7. Regarding the issue involved in Ground Nos. 3 to 5 in both years, we find that this issue is squarely covered in favour of the assessee by the tribunal order rendered in assessee’s own case for A. Y. 2013 – 14 & 2014 – 15 (Supra) and respectfully following the same, we decline to interfere in the order of CIT (A) on this issue also and accordingly, Ground Nos. 3 to 5 in both years are also rejected.

8. Regarding the issue involved in Ground No. 6 in both years, we find that this issue is squarely covered against the assessee by the tribunal orders rendered in assessee’s own case for A. Y. 2010 – 11 and also for A. Y. 2013 – 14 & 2014 – 15 (Supra). Although reliance is placed by the learned AR of the assessee on several other judicial pronouncements but the facts in any two cases cannot be identical and when tribunal order in assessee’s own case is available for immediately preceding year i.e. A. Y. 2010 – 11 and immediately succeeding years i.e. A. Y. 2013 – 14 & 2014 – 15, we find no reason to consider any other judicial pronouncement and respectfully following the tribunal orders in assessee’s own case for immediately preceding year i.e. A. Y. 2010 – 11 and immediately succeeding years i.e. A. Y. 2013 – 14 & 2014 – 15, we reverse the order of CIT (A) on this issue in both years and restore that of the AO and accordingly, Ground Nos. 6 in both years is allowed.

9. Regarding the issue involved in Ground No. 7 in A. Y. 2012 – 13 in respect of order of learned CIT (A) in deleting the disallowance made by the AO of Rs. 39,32,28,754/- being Forex Loss by holding that the judgment of Hon’ble Apex Court rendered in the case of Woodward Governor India Pvt. Ltd., 312 ITR 254 is not applicable in this regard, we find that in para 8.5 on page 17 of the assessment order, the AO has observed that the issue involved is loss or gain on reinstatement of capital loans not falling within the ambit of section 43A and has also observed that the issue involved is about forex losses on ECB loans which were utilised for acquiring machinery in India and not abroad. Finally, in para 8.8 on page 18 of the assessment order, the AO disallowed this loss by holding that this loss is ineligible for claim as revenue as neither the Act nor the judicial understandings provide for it. This disallowance was deleted by CIT (A) by following the judgment of Hon’ble apex court rendered in the case of Woodward Governor India Pvt. Ltd. (Supra). Learned CIT (A) has also noted in para 7.10 of the impugned order that in earlier years also, there is no disallowance of forex loss and similar forex gain was also offered to tax by the assessee in various years. We also find that in para 10.8 of the tribunal order in assessee’s own case for A. Ys. 2013 – 14 & 2014 – 15, this issue was decided by the tribunal in favour of the assessee and for ready reference, we reproduce this para of the tribunal order from pages 150 to 151 of the case law paper book filed with written submissions dated 24.08.2020.

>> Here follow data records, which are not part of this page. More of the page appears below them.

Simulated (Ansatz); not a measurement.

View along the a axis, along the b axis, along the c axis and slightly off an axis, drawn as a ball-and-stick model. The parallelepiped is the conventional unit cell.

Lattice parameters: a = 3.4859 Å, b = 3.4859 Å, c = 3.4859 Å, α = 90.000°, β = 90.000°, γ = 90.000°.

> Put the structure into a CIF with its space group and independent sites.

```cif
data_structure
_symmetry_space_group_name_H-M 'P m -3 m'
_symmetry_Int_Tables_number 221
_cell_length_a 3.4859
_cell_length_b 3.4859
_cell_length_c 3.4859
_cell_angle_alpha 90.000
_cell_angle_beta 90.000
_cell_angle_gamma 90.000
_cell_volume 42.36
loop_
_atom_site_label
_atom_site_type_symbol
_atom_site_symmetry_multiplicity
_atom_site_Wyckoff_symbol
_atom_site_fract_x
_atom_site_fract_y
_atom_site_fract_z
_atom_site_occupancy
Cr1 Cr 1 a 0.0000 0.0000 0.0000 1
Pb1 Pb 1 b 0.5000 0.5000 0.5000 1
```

10.8 We have heard the rival submissions and perused the record. The Supreme Court in the case of Sutlej Cotton Mills Ltd. vs. CIT reported in (1979) 116 ITR 1 held as under:

“The law may, therefore, now be taken to be well settled that where profit or loss arises to an assessee of account of appreciation or depreciation in the value of foreign currency held by it, on conversion into another currency, such profit or loss would ordinarily be a trading profit or loss if the foreign currency is held by the assessee on revenue account or as a trading asset or as a part of circulating capital embarked in the business. But, if on the other hand, the foreign currency is held as a capital asset or as fixed capital, such profit or loss would be of capital nature”.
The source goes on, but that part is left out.